Mayor Baldwin, Councilor Forte, City Council members,

I am writing today to convey my great disappointment in your actions and respective roles in administering rezoning case Z-43-20, and the biased process in general.  The developer, and especially a familiar attorney representing the developer, is given undue deference in the process, and the overall result is a biased procedure favoring the applicant and rezoning approval.

The Z-43-20 (1000 Trailwood Dr) case to rezone a steep hillside, covered in mature hardwood forest, over wetlands, the greenway, and Walnut Creek to 65 unaffordable apartments and 100 parking spaces did not receive a vote last Tuesday (April 20) at the City Council Meeting.  The attorney for the developer (Ms. Mattox) pulled her now predictable ploy and indicated that they would like to offer more trivial new conditions and delay the vote another 2 weeks — this follows the same tactic at the previous April 6 City Council Meeting, and this game has been going on since August 2020!  She pulled the same stunt after closing the public hearing at the April-20 meeting for Z-49-20, a rezoning case to build an industrial site next to residential housing on Tryon Road, and you accommodated her.

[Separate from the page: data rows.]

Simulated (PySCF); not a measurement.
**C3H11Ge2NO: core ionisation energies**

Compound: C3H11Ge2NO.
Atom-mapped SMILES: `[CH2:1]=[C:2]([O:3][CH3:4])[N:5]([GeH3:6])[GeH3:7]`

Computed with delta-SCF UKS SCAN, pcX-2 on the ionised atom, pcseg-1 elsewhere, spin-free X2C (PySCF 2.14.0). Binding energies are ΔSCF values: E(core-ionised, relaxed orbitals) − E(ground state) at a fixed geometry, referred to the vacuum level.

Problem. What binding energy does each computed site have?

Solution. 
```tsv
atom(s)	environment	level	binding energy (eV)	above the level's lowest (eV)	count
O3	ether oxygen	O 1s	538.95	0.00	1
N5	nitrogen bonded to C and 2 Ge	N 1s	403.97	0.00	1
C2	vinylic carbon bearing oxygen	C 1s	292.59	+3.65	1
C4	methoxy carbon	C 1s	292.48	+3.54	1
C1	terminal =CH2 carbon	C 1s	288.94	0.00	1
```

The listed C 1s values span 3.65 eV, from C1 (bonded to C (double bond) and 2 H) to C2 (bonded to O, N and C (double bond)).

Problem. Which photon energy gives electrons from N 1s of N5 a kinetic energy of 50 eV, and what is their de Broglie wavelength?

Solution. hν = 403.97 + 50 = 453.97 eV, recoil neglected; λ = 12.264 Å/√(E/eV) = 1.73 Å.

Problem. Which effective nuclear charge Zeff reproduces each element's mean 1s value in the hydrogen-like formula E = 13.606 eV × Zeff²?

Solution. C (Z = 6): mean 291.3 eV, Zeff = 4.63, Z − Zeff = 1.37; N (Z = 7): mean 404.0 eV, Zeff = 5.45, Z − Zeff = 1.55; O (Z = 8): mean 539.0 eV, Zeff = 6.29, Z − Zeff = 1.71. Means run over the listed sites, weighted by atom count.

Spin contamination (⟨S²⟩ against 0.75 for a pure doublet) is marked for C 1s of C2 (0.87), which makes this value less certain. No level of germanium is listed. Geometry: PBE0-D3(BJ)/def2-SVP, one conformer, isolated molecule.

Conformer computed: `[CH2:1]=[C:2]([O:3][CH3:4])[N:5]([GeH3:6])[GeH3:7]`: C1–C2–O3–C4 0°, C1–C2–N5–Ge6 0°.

The stunt goes like this — the lawyer says she will trump up some trivial token conditions after the public hearing is closed, then report to City Council that they’ve satisfied all the concerns from the community at the next meeting.  She can say whatever she wants without rebuttal, because the public hearing is closed — the community is excluded from the process — it’s all her show to say whatever works on you, accurate or not.  

If it appears a vote to deny is possible, repeat the stunt until the community and Council are worn down and vote to approve.  This also by intent sucks the wind and momentum from the unanimous public opposition campaign that has inundated Council with email, social media, and a submitted petition signed by over 450 people.  

The public deserved a vote on this case when the public hearing was closed on April 6, once the Council agreed to the delay ploy for more conditions and the conditions submitted, a vote definitely should have been taken on April 20, but Council again chose complicity in a lawyer’s unfair tactics.  Developers know to follow this standard protocol to apply for an unrealistic development and density, then add trivial token conditions as the process proceeds and public comment is closed — and Council is all too receptive to it, and it’s proven effective.

It appears to the community that City Council cannot bear to deny a rezoning case, so they allow the developer to delay and delay again until our opposition slows and then present some more benign conditions.  Council will be receptive to any trivial conditions, declare that the developer has gone above and beyond to satisfy concerns, then approve an inappropriate rezoning — when the truth is that these token conditions do nothing to mitigate an inappropriate development at an environmentally sensitive site.

Councilors Forte and Cox had the courage to vote against the delay (for both Z-43 and Z-49), all others were complicit in the ploy.  In fact, Councilor Forte (our district rep) hadn’t even received the last round of new conditions, when you all repeated the biased process again.  It’s all an unfair shell game to wear everyone down and allow a default approval vote with public input closed — a shameful example of closed-door, biased, failed governance.

It’s clear that the rezoning process is becoming a biased charade with a predetermined decision for the developer.  Ms Mattox says she is “working with” Councilor Branch to come up with some conditions to stop the unstoppable erosion and stormwater impacts to Walnut Creek.  Unfortunately for us and our waterways, there is no simple engineering fix to stop unacceptable environmental impacts when a corporation proposes extreme plans to remove a steeply sloped hillside directly on a waterway, and this is all distracting noise.

The public interest in Z-43-20 has been shared with you all loud and clear in onsite meetings, public hearing comments (8 minutes), email correspondence, photo documentation, social media posts, and a petition with 450 signatures.  You have all the information you need to vote.  Delays and obvious lawyer tricks cannot make an inappropriate rezoning request acceptable.  This case should have been denied on April 6 when the public hearing closed, then again on April 20 allowing one round of stunts, and now it is time to please represent your constituents and deny Z-43-20.

Thank you for your leadership and stewardship of our public resources and trust — and ensuring open and fair governance for our citizens.